Tuesday, December 19, 2006

After economic growth, China's new ideology - The WTO-column

Over the past year China's relationship with foreign investors has changed substantially, a change that is most likely going to dominate much of 2007 too. Drums have been sounding on the new draft labor law. Rumors on the end of the preferential tax treatment for foreign companies are as old as the rules itself, but seem now more serious than ever. New restrictions on foreign investments have delayed a great number of projects. The unionisation of Wal-Mart came for everybody as a surprise. While it is unclear what real effect each of those measures might have, they do signal a new direction, call it ideology, of the current government.

Foreign business representatives have been sounding the alarm bells for each of those measures, saying it might hurt China's economic growth. That might be an indication they are missing some important changes and sending the wrong messages. If those new directions have on thing is common, it is the abolishment of economic growth as the first and only mantra of China's economic doctrine. The central government - much less provincial and local ones - has been rather unsuccessful in pulling the brakes on its economic growth and might want to introduce some measures that would help them to fulfill that task.

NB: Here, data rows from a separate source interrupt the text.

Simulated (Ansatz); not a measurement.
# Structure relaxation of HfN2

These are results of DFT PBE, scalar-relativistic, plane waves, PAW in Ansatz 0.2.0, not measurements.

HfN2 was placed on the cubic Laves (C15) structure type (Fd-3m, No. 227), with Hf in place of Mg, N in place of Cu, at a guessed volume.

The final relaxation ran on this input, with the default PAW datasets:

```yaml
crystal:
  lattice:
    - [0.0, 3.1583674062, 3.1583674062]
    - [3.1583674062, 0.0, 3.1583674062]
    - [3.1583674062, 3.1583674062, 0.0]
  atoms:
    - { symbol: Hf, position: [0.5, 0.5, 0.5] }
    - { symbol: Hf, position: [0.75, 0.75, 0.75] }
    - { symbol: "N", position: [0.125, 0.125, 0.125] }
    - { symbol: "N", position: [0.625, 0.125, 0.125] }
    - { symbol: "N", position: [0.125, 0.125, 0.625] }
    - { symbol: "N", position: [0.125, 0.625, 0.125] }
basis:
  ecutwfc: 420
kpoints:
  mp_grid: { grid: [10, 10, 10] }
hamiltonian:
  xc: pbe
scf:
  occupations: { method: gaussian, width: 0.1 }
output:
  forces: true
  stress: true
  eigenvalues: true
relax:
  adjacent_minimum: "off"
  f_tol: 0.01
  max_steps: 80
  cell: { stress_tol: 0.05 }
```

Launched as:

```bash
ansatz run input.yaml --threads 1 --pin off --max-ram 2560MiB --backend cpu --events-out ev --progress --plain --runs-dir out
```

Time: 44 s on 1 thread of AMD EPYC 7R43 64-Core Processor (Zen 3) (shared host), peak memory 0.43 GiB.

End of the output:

China still needs its economic growth. There are still millions of jobs needed for the ongoing economic reform. Economic growth is the way for the government to keep its people happy, so, anything too drastic might be delayed and not make it as a formal proposal to the National People's Congress in March. But the time that China allowed economic growth at almost any costs might be over.

When one sentiment might overtake the eagerness to make money, at least for a short while, it is nationalism. Patriotism can be a powerful instrument, at least until the next payday. Many of China's current leaders still know from their own experience how devastating it can be when the street takes over the government, but it is unsure whether everybody will draw the same lessons from China's recent history.

Foreign companies are more vulnerable when they are being accused of ramp-sacking Chinese assets, not sticking to China's labor law or hurting Chinese dignity in general. Of course, they can complain about the lack of a level playing field in China, and that might go well with their constituencies in the US, Europe or Japan, but does not help in China.

Of course, China is going to be an international player, heading for the Olympic Games in Beijing in 2008 and the World Expo in 2010. But also here, you might see an ongoing ambivalence between nationalism and internationalism. China has been in general a winner in the globalization game, but for foreign players in China goes that they should realize the tricky position both the government and they are in. Giving the wrong signals at the wrong time might go awry when you do not hear the new tune.